CEO Olivier Pomel said on the latest earnings conference call that the "number of AI-native customers are growing meaningfully with us as they see rapid usage growth with their products."
The company has been aggressively launching new AI-powered observability and security tools, and customers have been adopting them. Management announced more than 125 new products and features a couple of months ago, including fully autonomous AI agents to monitor and respond to alerts, an AI-powered security assistant, and an AI-enabled coding assistant to fix issues with customers' cloud applications.
It offers end-to-end AI-enabled data observability that can be deployed at popular cloud AI infrastructure providers like CoreWeave. That should be a tailwind for Datadog considering the fast-growing demand for AI applications in the cloud. The company is already witnessing meaningful gains in the adoption of its services because of AI.

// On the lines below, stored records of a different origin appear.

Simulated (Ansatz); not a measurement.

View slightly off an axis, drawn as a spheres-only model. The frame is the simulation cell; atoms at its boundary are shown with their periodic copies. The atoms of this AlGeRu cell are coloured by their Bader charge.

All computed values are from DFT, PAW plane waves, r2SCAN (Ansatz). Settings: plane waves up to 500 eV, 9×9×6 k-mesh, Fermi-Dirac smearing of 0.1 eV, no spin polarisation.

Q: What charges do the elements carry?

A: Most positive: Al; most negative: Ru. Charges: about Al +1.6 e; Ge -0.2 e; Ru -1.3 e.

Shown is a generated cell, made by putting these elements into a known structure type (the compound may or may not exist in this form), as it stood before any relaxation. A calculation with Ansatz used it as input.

More than 4,500 of its approximately 31,400 customers are now using its AI tools, and they are spending more, Pomel said on the earnings conference call.
The CEO added that the company is now getting 11% of its top line from AI-native customers, up from just 4% in the year-ago period. Specifically, these customers accounted for an increase of 10 percentage points in revenue in the second quarter, a fivefold increase from the year-ago period. The company's customer base increased by 9% year over year, and existing customers spent more money on its services.
Datadog's dollar-based net retention rate increased to 120% from the mid-110% range last year. This metric compares the annual recurring revenue (ARR) from customers in a quarter to the ARR from the same customer cohort in the year-ago period. A large chunk of Datadog's customer base has yet to use its AI tools, which opens up the possibility for more cross-selling and stronger growth.
In all, the combination of an increase in customer count along with an improvement in spending by existing customers are the reasons its remaining performance obligations (RPO) jumped by 35% in the previous quarter to $2.4 billion. That was faster than the increase in its quarterly revenue, which is a positive since this metric refers to the total value of a company's contracts that are yet to be fulfilled.
The stock is expensive, but stronger growth could help justify it
Datadog trades at an expensive 76 times forward earnings. One reason is its aggressive outlay on research and development, along with sales and marketing. The company's total operating expenses increased by almost 37% year over year in the previous quarter. This spike seems justified considering the pace at which it is launching new AI tools.
However, the higher outlay is going to affect the company's bottom-line growth in 2025. Datadog expects its earnings to remain flat this year as compared to last year's $1.82 per share. But these investments are helping it build a stronger revenue pipeline by winning more business from existing customers.
This should eventually lead to stronger growth in earnings, which is precisely what analysts are expecting.
DDOG EPS Estimates for Current Fiscal Year data by YCharts; EPS = earnings per share.
The company has the ability to outpace consensus estimates in the future as the adoption of its AI tools improves. That's why investors looking for a growth stock can consider Datadog following its latest dip because AI can help it regain its mojo.